My baseball book of the year is not just a baseball book; but then, no baseball book is just about baseball. Baseball contains all there is of our lives – our hopes, our dreams, our disappointments, our errors, our ennui, our strike outs (both swinging and looking) and our occasional hits…all played out under an eternal clock where “theoretically, just one at bat could last forever, with foul ball after foul ball spinning into infinity, like a never-ending decimal measure of pi.”

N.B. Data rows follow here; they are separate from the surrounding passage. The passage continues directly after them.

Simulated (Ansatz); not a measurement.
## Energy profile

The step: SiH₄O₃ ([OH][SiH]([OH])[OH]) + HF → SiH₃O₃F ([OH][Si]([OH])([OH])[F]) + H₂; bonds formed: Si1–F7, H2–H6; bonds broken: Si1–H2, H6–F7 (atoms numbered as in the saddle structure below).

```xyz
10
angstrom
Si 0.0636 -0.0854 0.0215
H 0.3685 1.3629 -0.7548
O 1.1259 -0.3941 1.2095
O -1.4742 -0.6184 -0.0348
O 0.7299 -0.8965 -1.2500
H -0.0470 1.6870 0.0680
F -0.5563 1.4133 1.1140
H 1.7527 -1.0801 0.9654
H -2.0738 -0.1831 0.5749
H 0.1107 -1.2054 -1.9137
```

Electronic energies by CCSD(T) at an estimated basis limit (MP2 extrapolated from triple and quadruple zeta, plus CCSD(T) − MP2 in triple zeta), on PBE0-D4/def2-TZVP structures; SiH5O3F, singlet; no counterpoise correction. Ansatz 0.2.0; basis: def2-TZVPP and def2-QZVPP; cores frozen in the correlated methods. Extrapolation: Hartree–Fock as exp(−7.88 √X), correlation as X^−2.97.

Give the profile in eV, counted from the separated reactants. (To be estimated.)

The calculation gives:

The absence of a game ending clock is at the heart of New York Times columnist Dan Barry’s new book Bottom of the 33rd. On the Saturday before Easter in 1981, the Pawtucket Red Sox take on the Rochester Red Wings in a chilly early season Triple A game in worn out McCoy stadium in worn out Pawtucket, RI.

Eight hours and 32 innings later the tie game is suspended as the Easter sunrise reveals the last 19 fans huddled against the cold, hungry and ready to go home. Two months later, the same players, umpires, and coaches take to the field again to resume play in the 33rd. This time, it takes only one inning to end the game, setting a record for the longest professional game ever played. And to think when we occasionally head to the ballpark, my wife gets bored and is ready to leave early after only the 3rd inning. What a piker.

A Pastiche of Talent

With his focus on the highest rung of the minor league ladder, Barry finds a cast worthy of Shakespeare. The teams are filled with kids from across the country and Latin America (Tulsa, Brooklyn, Mobile, Huntsville, Omaha, San Cristobal, Tucumcari) all putting up with the bad hotels, cheap apartments, and low pay for their shot at the bigs – even if it is just to take their swings against a big league pitcher before they are sent back home to sell cars or work the farm.

Barry chronicles the doomed lives of each of them – doomed since “less than 3 percent of those who sign professional baseball contracts ever reach the major leagues.” But every team, every game has the few who will finally be somebody. This longest of all games tested the mettle of future stars Wade Boggs and Cal Ripken Jr.

Players Who Are Coming and Going

A minor league game has not only young players fighting for their chance, but also older players who are fighting to get back. They once enjoyed the perks of the majors – the fresh uniforms each day washed by someone else, the big lockers and showers with hot water, the chartered planes, the clean and orderly bats and gloves – they got a taste but couldn’t hold on to it.

Their last chance to return will be played in small town rickety stadiums before crowds that number in the hundreds. Most are just hanging on to the dream even though they know it is over; few get back, they just get older and slower and run out of gas.

Barry spends paragraphs, pages, even whole chapters describing the lives of these players and their families. He takes time and more pages to follow the umpires, owners, concessionaires who are out of hot dogs, radio announcers who no longer have an audience, even the scorekeeper (imagine the detail in the well-kept set of three scorekeeping books necessary for such a long game).

Nobody is having fun, everyone is cold and hungry – but the game doesn’t stop because of a little discomfort. There are always more pitches, more at bats, until both teams have had their chances. With the game straddling Holy Saturday and Easter, Barry has the perfect metaphor in his hands. The subtitle says it all “Hope, Redemption, and Baseball’s Longest Game.” The game begins like a holy rite:

“The twilight’s last gleam has vanished…An umpire who would rather be home adds two more words to the opening anthem, two commanding words of release that tell a pitcher, who will never know the big leagues, to ready himself on the mound; that sends a catcher, who will play in the big leagues for thirteen years, into a coiled squat; and prompts a hitter in his last baseball spring to dig a fleeting foothold in the batter’s box dirt. ‘Play Ball.’”

The game ends, as many ball games do, with a walk-off hit by Pawtucket’s Dave Koza in the bottom of the 33rd. The loudspeakers play Peggy Lee singing “Is that all there is?” The scorekeeper records the last run and closes his books as Koza’s teammates slap his batting helmet and carry him off the field. The victory and loss make no difference to the final standings of either team. Dave Koza, 5 for 14 in the game, never makes it to the majors. But he suits up again the next day.